And now the hot water is gone. Get used to the icy showers, I told myself, warm water is a luxury of more carefree times. At least while we’re awaiting a part from “bunny boilers” (an unfortunate mnemonic for Vaillant, from a logo featuring a cartoon rabbit). But then I started getting up earlier in the morning and making use of my gym’s showers and getting in a (previously rare) work-out while I’m at it. Any longer and it may become a habit.
Both positive outcomes from annoying situations.
I’m quite a fan of those near-future dystopia tales – essentially a genre in which the miseries of the real world are visited upon anglophones (Brian Wood’s current comicbook DMZ is highly recommended). One of the trends in UK-set futures (seen in the likes of V for Vendetta and Children of Men) is the weird idea that while things are grim, they’re far grimmer everywhere else. The fiction that, all things considered, Britain adapts surprising well in a crisis.
While America’s national survival myth might be of the self-sufficient rugged frontiersman, Britain’s is “Blitz Spirit”. When the secret words are invoked a magic lightning bolt infuses the public with the super-powers of stoic bloody mindedness and temporary submission to the state’s Woolton pie paternalism. Keep calm. Carry on.
But maybe that’s a wartime-only deal? Every new British government has a stab at fostering peacetime patriotism, or as they usually put it “a sense of national identity”. A difficult concept to a nation that largely considers its own flag out-of-place when seen anywhere but a sporting event.
Apparently the Brown government was looking for a motto to push this forward. Something displayed on public buildings, such as the French “Liberté, égalité, fraternité”. Of course the idea tof coming up with a motto to etch into the stonework of new British post offices is stymied by the inability imagine there ever being new British post offices. Most of the publicly submitted suggestions were sarcastic at best.

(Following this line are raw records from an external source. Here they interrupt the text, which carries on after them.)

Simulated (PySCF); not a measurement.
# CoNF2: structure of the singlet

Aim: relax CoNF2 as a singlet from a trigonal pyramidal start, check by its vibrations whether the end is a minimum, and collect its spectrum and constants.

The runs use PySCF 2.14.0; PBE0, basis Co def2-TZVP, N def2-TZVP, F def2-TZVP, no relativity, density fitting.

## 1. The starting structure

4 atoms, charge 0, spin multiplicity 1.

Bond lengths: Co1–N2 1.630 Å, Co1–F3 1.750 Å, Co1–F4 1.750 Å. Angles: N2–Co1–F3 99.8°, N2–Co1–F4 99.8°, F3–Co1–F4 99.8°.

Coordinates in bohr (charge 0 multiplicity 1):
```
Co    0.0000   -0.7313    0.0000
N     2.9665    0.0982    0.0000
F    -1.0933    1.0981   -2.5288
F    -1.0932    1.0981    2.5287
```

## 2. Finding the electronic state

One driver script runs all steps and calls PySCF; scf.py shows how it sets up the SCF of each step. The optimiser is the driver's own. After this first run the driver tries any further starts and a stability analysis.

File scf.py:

The only suggestion I could possibly support as a summation of British values (and the Gilliam-esque absurdity of it actually being used would amuse me) would be a latin translation of “It could be worse” (“in deterius cadere potest“?).
This is why I fail at blog. I can’t just moan about my broken boiler – I have to bury it in some larger rambling context. Better perhaps to cultivate a style of the twitterish précis: “Still no hot water; mustn’t grumble.”